Source
Simple Movie website created way back in 2017, i use to watch movies online using many websites avaialble, in which i use tamilyogi, were there will be quality of tamil movies updated.
Certainly i got frustated with the ads that pops up inbetween while watching movie, some time time i use to inspect and remove most of the analtyics and click ads. I found out that it is also coming from that vide embed link.
At time i was learning Nodejs, i used this oppourtunity to scrap the website using Nodejs. I figured out how the HTML layouts have been structured and started to gather informations like
- Title
- Video Link
- Tags
- Year
- is it Dubbed ( that is framed from the title of movie )
I scrapped complete list of movies that available in that website. You can find the code in below location
./server/tamil_yogic.cc/get_movie_urls.js
and dumbed movies links .json in below location
./server/tamil_yogic.cc/movies_url.json
Then i wrote a details scrapper where i gather informations as stated above. Worked on mongoSchema for defining a structure for document that has to be saved in the data base. You can find that inside the below path.

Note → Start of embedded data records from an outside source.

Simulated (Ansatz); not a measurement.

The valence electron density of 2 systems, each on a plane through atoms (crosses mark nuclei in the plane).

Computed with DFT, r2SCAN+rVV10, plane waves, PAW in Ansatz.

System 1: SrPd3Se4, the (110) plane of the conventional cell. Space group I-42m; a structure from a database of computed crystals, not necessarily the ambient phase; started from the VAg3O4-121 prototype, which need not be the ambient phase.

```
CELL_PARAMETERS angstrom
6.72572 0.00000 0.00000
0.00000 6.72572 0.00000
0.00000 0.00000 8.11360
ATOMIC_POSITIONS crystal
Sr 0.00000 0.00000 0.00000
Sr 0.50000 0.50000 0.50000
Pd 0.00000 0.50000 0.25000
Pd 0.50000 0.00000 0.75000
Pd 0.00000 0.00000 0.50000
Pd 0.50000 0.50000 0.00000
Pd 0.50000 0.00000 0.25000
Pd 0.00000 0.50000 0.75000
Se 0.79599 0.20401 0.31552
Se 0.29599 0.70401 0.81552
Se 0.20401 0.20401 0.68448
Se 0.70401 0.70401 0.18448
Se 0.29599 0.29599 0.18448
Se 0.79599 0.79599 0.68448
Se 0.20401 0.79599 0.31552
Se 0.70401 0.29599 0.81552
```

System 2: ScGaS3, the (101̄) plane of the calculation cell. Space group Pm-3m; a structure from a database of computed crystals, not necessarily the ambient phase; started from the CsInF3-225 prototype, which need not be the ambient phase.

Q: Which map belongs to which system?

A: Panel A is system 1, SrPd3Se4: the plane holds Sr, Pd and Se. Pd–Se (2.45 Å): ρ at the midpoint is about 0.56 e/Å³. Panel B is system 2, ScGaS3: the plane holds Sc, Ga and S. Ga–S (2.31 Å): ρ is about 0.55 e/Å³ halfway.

./server/tamil_yogic.cc/get_movie_detail.js
Since this application was developed way back in 2016 - 2017, I have used certain tech stacks and library that are depreciated right now.
- Node v7.30
- Bower
Create a .env file in the root directory with the below lines. Get your TMDB key by clicking here and update below.
TMDB_API_KEY=<TMDB_KEY>
After that run the below to link for dumping data. Make sure you have mongodb running locally
mongoimport --db movies_list_v2 --collection moviedetails --drop --file ./new_movie_details.json
mongoimport --db movies_list_v2 --collection homepages --drop --file ./new_home_page.json
Now you have sample details and all the movies details updated in your database. Go to root folder and
npm start
You will able to see
app listening on port 3003!